Editor, pArticipate Arts & Culture magazine


Gauteng opera updated

Gauteng Opera, like all opera companies, know they are up against it when it comes to attracting audiences. Their response, in this new production of Mozart's Cosi Fan Tutte, is as clever as it is classy.


The piece is brilliantly updated for a contemporary audience. Sets look like spreads out of decor magazines, with minimalist furniture and stark, white bulwarks combined with huge projected images to create a sense of place in each scene. Each different location is further identified by a label – huge, free-standing letters that spell out “Lounge” or “Garden” or whatever the case may be.

In a further (merited) poke in the eye of purists, the closing curtain between scenes is replaced by a screen on which a full exposition of the action to come is written out. Along with English subtitles above the stage, all of these ideas help to make the production easy to understand, thus overcoming the valid argument about opera being inaccessible to the masses.

The piece begins as it means to continue, with Don Alfonso’s (Douwe Bijkersma) proposition to Ferrando (Phenye Modiane) and Guglielmo (Aubrey Loudewyk) taking place in a locker room – complete with naked cast members climbing into showers in the background). This makes sense, it’s a setting in which boys do tend to be boys, along with the associated silliness.

The set-up remains as silly as when first dreamed up in 1790. Don Alfonse wants Ferrando and Guglielmo to bet against the fidelity of their respective fiancees, Dorabella (Steenkamp) and Fiordiligi (Teto), thus putting them in a position where, if they win a bet, they lose their partners.

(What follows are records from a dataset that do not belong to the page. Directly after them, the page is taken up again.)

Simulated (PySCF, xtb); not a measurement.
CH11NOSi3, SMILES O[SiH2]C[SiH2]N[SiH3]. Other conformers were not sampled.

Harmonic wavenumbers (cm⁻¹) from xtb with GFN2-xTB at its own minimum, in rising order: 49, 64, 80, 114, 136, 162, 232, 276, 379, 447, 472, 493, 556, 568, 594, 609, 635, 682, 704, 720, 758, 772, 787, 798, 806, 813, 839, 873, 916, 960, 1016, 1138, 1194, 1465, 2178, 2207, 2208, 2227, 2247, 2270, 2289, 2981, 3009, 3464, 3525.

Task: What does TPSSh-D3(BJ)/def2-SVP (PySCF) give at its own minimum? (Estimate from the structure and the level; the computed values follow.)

The cast do very well, with Teto just slightly ahead in terms of the purity of her singing. Teresa De Wit as the ladies’ meddling maid Despina provides wonderful comic relief – enough so that small niggles such as the (less funny) endless bowing of Ferrando and Guglielmo when in disguise could be done away with.

There are only two issues with the production. The length – over three hours, including the interval – will undo the good work of facets that have updated the piece, and there are many spelling problems with the subtitles that could have been sorted out beforehand.